After a length of the straight duel with Mitch and Desiree Kearney’s $21 chance More Voltage, Cummings’ mare got there as a $4.40 second favorite, with Jason Attard and Lucy Keegan-Attard’s Irish Anthem ($6) working home strongly into third placing.
The green and gold diagonal stripes were carried to stacks of victories on Australian racetracks during Bart Cummings’ storied career, including Red Handed’s dramatic 1967 Melbourne Cup triumph at Flemington; the third of his 12 winners in the great race and first in his own colours.
Ed Cummings, who doubled up after also winning at Hawkesbury last Saturday with Cash Me, paid $7500 for Torie’s Rose in June 2021.
“I use Bart’s colours sparingly, only when there is a request from owners and a connection to breeding,” Cummings said this evening.
“Bart trained Torie’s Rose’s granddam Miss Meliss, whose last run was in the 2002 Melbourne Cup.”
Miss Meliss and Torie’s Rose are both bay mares, and it took the former one more race than her granddaughter to break through in a 2455m Class 1 Handicap at Geelong in September 2002 (by five lengths), and it was her only success.
Ed Cummings did not begin racing Torie’s Rose until she was an early three-year-old just over 12 months ago.

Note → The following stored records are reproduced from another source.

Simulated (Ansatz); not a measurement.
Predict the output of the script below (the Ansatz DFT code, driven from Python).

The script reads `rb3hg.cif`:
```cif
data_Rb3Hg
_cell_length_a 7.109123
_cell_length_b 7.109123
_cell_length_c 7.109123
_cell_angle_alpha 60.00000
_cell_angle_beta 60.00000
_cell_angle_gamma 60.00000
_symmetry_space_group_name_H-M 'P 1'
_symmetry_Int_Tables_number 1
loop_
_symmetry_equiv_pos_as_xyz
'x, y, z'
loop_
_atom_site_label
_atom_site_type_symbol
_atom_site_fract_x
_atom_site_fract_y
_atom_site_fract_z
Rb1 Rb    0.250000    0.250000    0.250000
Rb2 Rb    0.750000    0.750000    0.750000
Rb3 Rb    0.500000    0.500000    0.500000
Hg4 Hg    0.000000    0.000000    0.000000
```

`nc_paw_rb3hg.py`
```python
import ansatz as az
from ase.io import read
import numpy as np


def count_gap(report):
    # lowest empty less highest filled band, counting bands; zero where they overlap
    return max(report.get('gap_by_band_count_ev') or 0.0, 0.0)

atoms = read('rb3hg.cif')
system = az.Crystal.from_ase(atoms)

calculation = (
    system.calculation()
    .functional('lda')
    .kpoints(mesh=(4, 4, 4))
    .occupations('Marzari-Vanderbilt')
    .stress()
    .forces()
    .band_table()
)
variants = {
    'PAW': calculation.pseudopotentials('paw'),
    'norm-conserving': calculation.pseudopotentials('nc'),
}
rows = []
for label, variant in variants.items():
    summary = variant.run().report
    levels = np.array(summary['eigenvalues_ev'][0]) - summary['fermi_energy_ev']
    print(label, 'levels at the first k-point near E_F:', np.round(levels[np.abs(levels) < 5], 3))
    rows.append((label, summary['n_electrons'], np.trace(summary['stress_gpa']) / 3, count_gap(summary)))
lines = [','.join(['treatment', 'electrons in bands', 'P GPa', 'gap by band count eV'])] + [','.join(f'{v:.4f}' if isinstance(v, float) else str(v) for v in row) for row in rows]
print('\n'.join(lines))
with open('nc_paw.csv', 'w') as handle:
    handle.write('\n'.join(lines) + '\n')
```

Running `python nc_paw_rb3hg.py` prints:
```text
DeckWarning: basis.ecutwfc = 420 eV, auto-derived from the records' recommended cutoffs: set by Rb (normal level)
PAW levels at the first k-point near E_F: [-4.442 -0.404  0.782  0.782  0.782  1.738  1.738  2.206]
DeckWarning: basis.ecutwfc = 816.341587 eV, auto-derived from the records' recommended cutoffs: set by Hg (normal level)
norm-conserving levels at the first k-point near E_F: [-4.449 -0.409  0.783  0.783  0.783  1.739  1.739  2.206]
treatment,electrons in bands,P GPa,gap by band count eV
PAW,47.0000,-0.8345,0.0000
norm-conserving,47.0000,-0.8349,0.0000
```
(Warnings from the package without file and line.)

She was heavily backed into odds on making her debut at home, but wasn’t well away and then couldn’t muster early speed before finishing eighth to Smashing Dancer in a Provincial Maiden Plate (1000m).
Cummings chose not use a barrier blanket on the mare in her maiden victory, but again she wasn’t the smartest away and didn’t gather pace quickly from the outside stall in the field of nine.
Even so, jockey Tyler Schiller intelligently did not wait for something to happen.
Rather than sit back and race wide, he got Torie’s Rose on the move and steadily improved to have her running second behind More Voltage before the 600m, after which the Hawkesbury pair had the race to themselves.
“It was an excellent ride,” Cummings said. “Tyler did exactly what we wanted him to do, and it won her the race.”
Triple Group 1 winning trainer Cummings was the sole provincial victor at the meeting; Torie’s Rose being his 61stwinner since he began training at Hawkesbury in 2019.
Meanwhile, Torie’s Rose’s stablemate and Group 1 placegetter Strait Acer will trial at Hawkesbury on Tuesday in preparation for a return to racing.